President’s Conservation Plan: Making It Happen for Wetlands

Our nation’s wetlands—marshes, bogs, fens, and swamps (and many other types you may never have heard of)—are unique, dynamic, and critically important water bodies that perform multiple functions that improve people’s lives and the environment.

Wetland in Arlington, Virginia

Happy American Wetlands Month! Our nation’s wetlands—marshes, bogs, fens, and swamps (and many other types you may never have heard of)—are unique, dynamic, and critically important water bodies. They perform multiple functions that improve people’s lives and the environment. Among other things, wetlands filter pollution, prevent flooding, provide wildlife habitat, and trap global warming pollution in soils. One recent estimate of wetland benefits worldwide quantifies their value at $47.4 trillion/year.

Despite these critical “ecosystem services,” that wetlands perform, wetlands are currently under threat. Globally, an estimated 85% of wetland area has been lost. In the continental U.S., approximately 53% of wetland area that existed prior to European colonization has been lost and, of the remaining area, a national survey found that less than half is in "good" condition, while 32% is in "poor" condition.

The importance of wetlands, combined with their imperiled state, warrant pausing to celebrate wetlands this month and to consider how to improve their protection, especially in light of a recent Biden administration report.

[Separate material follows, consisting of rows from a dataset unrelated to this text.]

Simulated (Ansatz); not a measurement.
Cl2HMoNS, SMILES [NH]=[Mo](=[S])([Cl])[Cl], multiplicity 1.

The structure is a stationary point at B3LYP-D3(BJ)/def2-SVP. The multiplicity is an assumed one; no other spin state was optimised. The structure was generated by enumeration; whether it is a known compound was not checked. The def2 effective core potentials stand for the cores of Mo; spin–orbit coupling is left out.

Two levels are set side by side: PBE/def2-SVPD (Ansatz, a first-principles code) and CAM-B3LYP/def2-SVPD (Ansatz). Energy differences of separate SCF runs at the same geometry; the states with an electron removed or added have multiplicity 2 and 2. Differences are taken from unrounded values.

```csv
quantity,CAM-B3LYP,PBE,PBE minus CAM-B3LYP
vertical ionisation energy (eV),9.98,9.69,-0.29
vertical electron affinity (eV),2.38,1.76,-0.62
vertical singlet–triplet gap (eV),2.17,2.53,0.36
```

In the newly-published report, “Conserving and Restoring America the Beautiful,” the administration sketched out a broad vision for achieving an important goal: conserving at least 30 percent of the nation’s land, waters, and ocean areas by 2030. Getting to this target is important to help stem the biodiversity crisis we’re seeing in the world today, as several of my colleagues explained. This overarching initiative is known popularly as “30 by 30.” The report declares eight principles the government will follow as it works toward the goal:

Principle 1: Pursue a Collaborative and Inclusive Approach to Conservation

Principle 2: Conserve America’s Lands and Waters for the Benefit of All People

Principle 3: Support Locally Led and Locally Designed Conservation Efforts

Principle 4: Honor Tribal Sovereignty and Support the Priorities of Tribal Nations

Principle 5: Pursue Conservation and Restoration Approaches that Create Jobs and Support Healthy Communities

Principle 6: Honor Private Property Rights and Support the Voluntary Stewardship Efforts of Private Landowners and Fishers

Principle 7: Use Science as a Guide

Principle 8: Build on Existing Tools and Strategies with an Emphasis on Flexibility and Adaptive Approaches

Because this new report is very high-level, this post aims to flesh out in greater detail how these principles can and should animate our national wetlands policies. Science-based wetland protection requirements and restoration programs, if properly enforced and funded, would support local communities, provide jobs, do right by tribal nations, and go a long way toward conserving these critical waters consistent with the national commitment to 30x30.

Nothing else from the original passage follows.